Vital to understanding sanctification is the relationship between the indicative and imperative. The indicative describes what God has done in Christ for us and is the ground of the imperative to be what we are in Christ. In other words, we are becoming in Christ what we already are in Christ… if sexual orientation is neutral, does that mean that there will be glorified gays in the new creation? Obviously, such a position would be, as we have already witnessed, contrary to Scripture and nature.

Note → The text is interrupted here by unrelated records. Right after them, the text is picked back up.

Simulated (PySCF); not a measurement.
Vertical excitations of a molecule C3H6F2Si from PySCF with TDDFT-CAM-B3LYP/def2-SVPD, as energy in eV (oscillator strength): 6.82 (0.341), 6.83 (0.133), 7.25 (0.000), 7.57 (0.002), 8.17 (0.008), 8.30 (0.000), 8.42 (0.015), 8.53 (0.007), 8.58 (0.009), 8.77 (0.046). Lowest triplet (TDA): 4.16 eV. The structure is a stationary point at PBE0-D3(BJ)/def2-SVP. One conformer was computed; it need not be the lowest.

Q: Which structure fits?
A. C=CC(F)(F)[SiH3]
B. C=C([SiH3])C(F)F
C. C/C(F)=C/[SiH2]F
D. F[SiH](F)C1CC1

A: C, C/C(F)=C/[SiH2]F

Over the last several years, some in the church have argued that a person may be oriented toward homosexuality but not act on the inclination or tendency. That may or may not be the case. However, the burden of this article is not that. In this article, I will demonstrate that to claim that homosexual orientation is benign or neutral is an ontologically impossible position. Let’s flesh this statement out a bit more with the following scenario, “Say there’s a single man who has been teaching music in the local Christian school for 20 years or so. He is an excellent teacher and has a good rapport with the kids. He has been active in church, was a deacon, is now an elder. He has an unassailable reputation in church, school, and community. Then one day someone asks him if he is homosexual, and he says yes.”[i] Notice the formulation of this question. The man is asked “if he is homosexual.” Here we must see that we are speaking in ontological categories, the basic categories of being, categories that make man what he is. Now, some argue that a man like in the above scenario is either homosexual or heterosexual, and it makes no difference since both orientations are neutral.

However, to deny that sexual orientation, and specifically heterosexuality, is a basic ontological category of human existence is to deny two basic truths. First, it is a denial of the Bible’s teaching specifically with regard to the imago Dei. According to Herman Bavinck, the human body belongs integrally to the image of God.[ii] The body was created for the soul and the soul the body, the body is an instrument of the soul.[iii] Bavinck says that it is “the same soul that peers through the eyes, thinks through the brain, grasps with the hands, and walks with the feet.” Thus, the body and soul are ontologically coterminous.

We must also remember what the image of God entails, what constitutes this body soul relationship. Reduced to the lowest common denominator the image consists in knowledge, righteousness, and holiness. Original humanity possessed these from the start. Man was not created a neutral being.[iv] God made Adam physically and ethically mature, with knowledge in the mind, righteousness in the will, and holiness in the heart.[v] Bavinck says it well when he writes, “Goodness, for a human being, consists in moral perfection, in complete harmony with the law of God, in holy and perfect being, like God himself (Lev. 19:2; Deut. 6:5; Matt. 5:48; 22:37; Eph. 5:1; I Pet. 1:15-16).[vi] Thus, man, body and soul, was created morally upright and in perfect accord with the law of the Lord. In other words, the soul exercised righteousness in and through the body.